Saturday, March 10, 2007

An Insight on defamation

In the course of handling the libel case faced by my Tito Peter, let me just rattle off some of the insights that I have gained.
I wrote in my blog that my uncle was included as a respondent in a criminal libel case in his capacity as the general manager of the radio station where a radio bloc timer allegedly hurled libelous statements on the air.
Let it be emphasized that the libelous statements that became the basis of a libel complaint were aired on a political bloc time program.
The nature of a bloc time is such that the manager of the radio station, does not have as much control over it contents, as compared to a program under the direction of the radio station.
In a bloc time, an individual or entity buys airtime, like for an hour, or thirty minutes.
The nature of radio, and radio commentary is such that the management of the station does not have the luxury of time to check, verify, evaluate the statements that are uttered by the bloc time broadcaster.
The complainant in the libel case before the prosecutors office is an elected public official, a municipal councilor.
There are certain questions that emerged in my mind.
First, since the management, or the radio station manager is included as respondent in a libel complaint, and considering this is a bloc time program, should it be necesary for the complainant to prove actual malice not only on the part of the bloc timer, but also of the radio station manager?
In other words, should it be required of the complainant to prove that my uncle had actual malice in his being responsible for the airing of libelous staements in a bloc time program?
I believe so.
I belive that theoretically, the prosecution is required to prove that in allowing the supposed libelous defamatory statements to be aired through a bloc time program, the station manager had actual malice, separate and distinct from the requirement of proving actual malice on the part of the actual bloc time speaker.
What is my basis for this?
I think it is proper to review the 1964 New York Times Co. versus Sullivan ruling of the United States Supreme Court.
We can use the New York Times decision as basis for an analogy.
We recall that in the New York Times ruling, it involved allegedly libelous writings in a full page advertisement published in the New York Times.
I am trying to inject similarities between a full-page advertisement with a radio bloc time. The similiarity is that a full-page ad and a bloc time are "spaces" paid for by third parties.
In the New York Times ruling, the public official, L.B. Sullivan who was the complainant, sued both the persons behind the ad, and the New York Times Company as well.
In similar manner, the complainant in my uncle's case sued both the utterer or broadcaster, and the station manager representating the broadcast management.
Again, I am trying to inject similarities here between the New York Times and the radio station of my uncle, in that both were vehicles for the "publication" of the allegedly libelous remarks.
What did the U.S. Supreme Court do in the New York Times ruling?
The Supreme Court proceeded to determine whether or not the New York Times newspaper, in allowing the publication of the full page ad containing allegedl libelous writings, had actual malice in so allowing the publication.
I would like to refer to 376 U.S. 254 286-288 of the New York Times decision.
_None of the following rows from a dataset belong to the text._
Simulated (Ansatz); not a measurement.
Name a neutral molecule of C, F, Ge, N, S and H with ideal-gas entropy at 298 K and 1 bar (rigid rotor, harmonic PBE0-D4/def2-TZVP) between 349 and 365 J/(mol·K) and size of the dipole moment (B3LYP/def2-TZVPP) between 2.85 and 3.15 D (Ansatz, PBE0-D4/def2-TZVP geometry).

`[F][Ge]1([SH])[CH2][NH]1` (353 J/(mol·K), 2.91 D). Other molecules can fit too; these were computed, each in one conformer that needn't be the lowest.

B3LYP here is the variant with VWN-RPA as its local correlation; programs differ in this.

"As to the Times, we similarly conclude that the facts do not support a finding of actual malice. The statement by the Times' Secretary that, apart from the padlocking allegation, he thought the advertisement was "substantially correct," affords no constitutional warrant for the Alabama Supreme Court's conclusion that it was a "cavalier ignoring of the falsity of the advertisement [from which] the jury could not have but been impressed with the bad faith of The Times, and its maliciousness inferable therefrom." The statement does not indicate malice at the time of the publication; even if the advertisement was not "substantially correct" - although respondent's own proofs tend to show that it was - that opinion was at least a reasonable one, and there was no evidence to impeach the witness' good faith in holding it...

Finally, there is evidence that the Times published the advertisement without checking its accuracy against the news stories in the Times' own files. The mere presence of the stories in the files does not, of course, establish that the Times "knew" the advertisement was false, since the state of mind required for actual malice would have to be brought home to the persons in the Times' organization having responsibility for the publication of the advertisement.

With respect to the failure of those persons to make the check, the record shows that they relied upon their knowledge of the good reputation of many of those whose names were listed as sponsors of the advertisement, and upon the letter from A. Philip Randolph, known to them as a responsible individual, certifying that the use of the names was authorized.

There was testimony that the persons handling the advertisement saw nothing in it that would render it unacceptable under the Times' policy of rejecting advertisements containing "attacks of a personal character"; their failure to reject it on this ground was not unreasonable. We think
the evidence against the Times supports at most a finding of negligence in failing to discover the misstatements, and is constitutionally insufficient to show the recklessness that is required for a finding of actual malice"

What is clear is that in the New York Times ruling, the Supreme Court made a (separate) determination of whether or not there was actual malice on the part of the New York Times newspaper, separate and distinct from the determination of actual malice of the persons responsible for the advertisement.
Applying this procedure to my uncle, I think that in the complaint affidavit itself, there should already be an allegation that the radio station manager had actual malice in allowing the broadcast of alleged liblelous remarks in the bloc time program.
Further, there should be a specific allegation in the comlplaint as to how there was actual malice on the part of the radio station manager.
In the absence of such allegations, I think the complaint is dismissible in the preliminary investigation stage.
In conclusion, let me just state that the stark contrast between the situation in the New York Times ruling and that of my uncle and his radio station is that in the former, it is a print publication. In the latter was broadcast (radio station).
What is the significance of this distinction?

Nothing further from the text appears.